The behavior of $P\left(A_{sc}\right)$ as a function of cluster size demonstrates that when the roughness is small, crystals start to grow on the substrate that favors heterogeneous nucleation, but they detach from the substrate when reaching a critical size ${\lambda }_c$, while for rougher substrates, they always remain attached to the substrate. A similar behavior is observed in seeded heterogeneous crystallization [24]. In [24], the sequence of crystallite structures is followed during crystallization in a colloidal system in contact with a spherical glass bead. Depending on the bead diameter, the crystallite detaches from the curved seed surface once it reaches a critical size. The origin of this behavior is attributed to a mismatch between the crystalline structure and the curved surface that induces elastic stress in the crystal. Because the distortion that leads to the detachment depends on the crystallite-seed relative curvature, the critical crystal diameter is a function of the seed diameter. In the present model, the detachment could not be attributed to the relaxation of an elastic distortion, however, a similar conclusion can be drawn by considering the interfacial energy of the crystal.
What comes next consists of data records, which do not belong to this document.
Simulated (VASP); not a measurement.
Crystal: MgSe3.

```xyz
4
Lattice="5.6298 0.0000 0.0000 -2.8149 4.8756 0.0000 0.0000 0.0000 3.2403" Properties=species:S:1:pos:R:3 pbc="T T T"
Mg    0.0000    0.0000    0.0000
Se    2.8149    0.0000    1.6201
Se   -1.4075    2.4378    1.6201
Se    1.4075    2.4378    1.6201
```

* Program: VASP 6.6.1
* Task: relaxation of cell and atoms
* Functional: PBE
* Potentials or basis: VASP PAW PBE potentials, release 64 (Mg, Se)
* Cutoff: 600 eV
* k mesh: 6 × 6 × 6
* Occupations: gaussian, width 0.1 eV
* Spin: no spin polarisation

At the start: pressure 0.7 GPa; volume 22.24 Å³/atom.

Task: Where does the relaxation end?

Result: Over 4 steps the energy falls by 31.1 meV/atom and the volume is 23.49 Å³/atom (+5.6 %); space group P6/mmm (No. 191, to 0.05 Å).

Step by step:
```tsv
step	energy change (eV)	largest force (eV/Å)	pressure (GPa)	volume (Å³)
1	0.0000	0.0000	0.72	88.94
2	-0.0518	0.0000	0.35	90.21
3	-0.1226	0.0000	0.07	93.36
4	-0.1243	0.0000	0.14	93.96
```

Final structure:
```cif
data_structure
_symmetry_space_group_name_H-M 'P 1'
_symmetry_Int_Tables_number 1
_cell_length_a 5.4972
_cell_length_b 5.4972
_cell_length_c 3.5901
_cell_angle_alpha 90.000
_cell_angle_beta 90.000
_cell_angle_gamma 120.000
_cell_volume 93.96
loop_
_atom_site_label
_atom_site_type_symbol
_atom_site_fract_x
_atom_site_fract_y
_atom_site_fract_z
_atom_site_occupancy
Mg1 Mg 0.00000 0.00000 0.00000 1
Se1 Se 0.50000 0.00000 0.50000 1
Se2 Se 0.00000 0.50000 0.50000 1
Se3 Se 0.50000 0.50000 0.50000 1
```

To begin with, it is clear that a cluster of two molecules will be more stable if it is in contact with the substrate (which contributes some bonding energy) than in the bulk fluid. For this reason, small clusters are more likely to be found in the valleys of the rough surface where they can maximize their contact with the substrate (or, in other words, replace as much vapor–crystal surface with crystal–substrate surface as possible). For larger clusters, there are two competing effects. First, if they form in the valleys of the substrate, they continue to replace the crystal–vapor interface with the crystal–substrate interface, which is energetically favored. Indeed, one can estimate the crystal–vapor surface tension to be $\left|ϵ\right|/2a^2$ whereas the crystal–substrate surface tension is ${\gamma }_{\mathrm{CS}}=|(ϵ/2)-{ϵ}_W|/a^2$. Second, however, is that in bulk, a cluster can minimize its surface area (by becoming spherical) and hence lower its energy: this is not possible for clusters growing in the substrate which are constrained by the geometry of the pores. Thus, one expects that small clusters will be energetically favored to form on the substrate while large clusters may have lower energy in the bulk, away from the substrate. An important question here will be the stability of the clusters that form in the pores. Small clusters will, generally, be unstable but there may be a critical size beyond which the clusters in the pores become stable. In this case, one expects to find large clusters growing on the substrate. However, as the clusters grow they fill the pores and it may be that stability is never attained until they exceed the size of a pore in which case, they may be less stable than equal-sized clusters in the bulk.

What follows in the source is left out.